I'm trying to find a subset $\ A\ $ of $\ \mathbb{N}\ $ that disproves Erdős Conjecture on Arithmetic progressions.
If we instead write $\ A\ $ as a (strictly) increasing sequence of integers, $\ (x_n)_n.\ $ My question is, has it been proven that, if $\ y_n = x_{n+1} – x_n\ $ is non-decreasing, then $\ x_n\ $ cannot be a counter-example to Erdős Conjecture? In particular, I was thinking about such sequences with the further property that there are infinitely many $\ n\in\mathbb{N}\ $ such that $\ x_n \geq 2 x_{n-1},\ $ because then at least we can be sure that these $\ x_n\ $ do not make arithmetic progressions of length three with any two $\ x_{k_1},\ x_{k_2} \ $ if $\ k_1,k_2 < n.$
I cannot think of how to disprove that such sequences (with or without the further property) can be both a "large set", and also have a maximum length arithmetic progression, but maybe there is a relatively simple proof, possibly using the pigeonhole principle, or maybe this hasn't been proven yet?
Best Answer
If $y_n$ is increasing, $y_n\geq n+y_0$ for all $n$, so $x_n\geq \frac{n(n-1)}{2}+ny_0 + x_0$.

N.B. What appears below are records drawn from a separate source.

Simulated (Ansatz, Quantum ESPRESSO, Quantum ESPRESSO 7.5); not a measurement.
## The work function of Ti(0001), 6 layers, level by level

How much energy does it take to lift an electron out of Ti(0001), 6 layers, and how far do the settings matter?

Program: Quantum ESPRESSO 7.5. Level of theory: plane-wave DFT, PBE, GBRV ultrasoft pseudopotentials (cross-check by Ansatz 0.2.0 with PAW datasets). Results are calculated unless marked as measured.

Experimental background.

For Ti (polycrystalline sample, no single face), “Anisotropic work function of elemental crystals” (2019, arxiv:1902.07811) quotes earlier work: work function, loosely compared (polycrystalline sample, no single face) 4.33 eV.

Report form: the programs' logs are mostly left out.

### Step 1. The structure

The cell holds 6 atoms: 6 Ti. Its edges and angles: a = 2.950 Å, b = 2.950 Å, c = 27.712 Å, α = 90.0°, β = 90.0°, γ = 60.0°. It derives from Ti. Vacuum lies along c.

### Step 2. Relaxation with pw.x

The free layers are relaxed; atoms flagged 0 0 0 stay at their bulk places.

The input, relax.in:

$x_n$ is of quadratic growth, so the sum of reciprocals converges, thus it can't be a counter-example.
If $y_n$ is only non-decreasing, we need to have a constant $c$ that bounds the number of consecutive identical values, otherwise, we would get arbitrarily long constant sequences of $y$ values, so arbitrarily long arithmetic progressions of $x$ values.
We have: $$x_{n+c} = \sum_{k=0}^{c-1} y_{n+k} + x_n \geq cy_{n} + x_n$$
Let $w_n = x_{cn}$.
$$w_{n+1} = x_{cn+c} \geq cy_{cn} + x_{cn} = cy_{cn} + w_n$$
But $y_{cn}$ must be strictly increasing, so we get that the sum of the reciprocals of $(x_{cn})_n$ is converging.
We have: $$\sum_{n=0}^{+\infty} \frac{1}{x_n} \leq \sum_{n=0}^{+\infty} \frac{1}{x_{c\left\lceil \frac{n}{c} \right\rceil}} = c\sum_{k=1}^{+\infty}\frac{1}{x_{ck}}$$ Hence the convergence.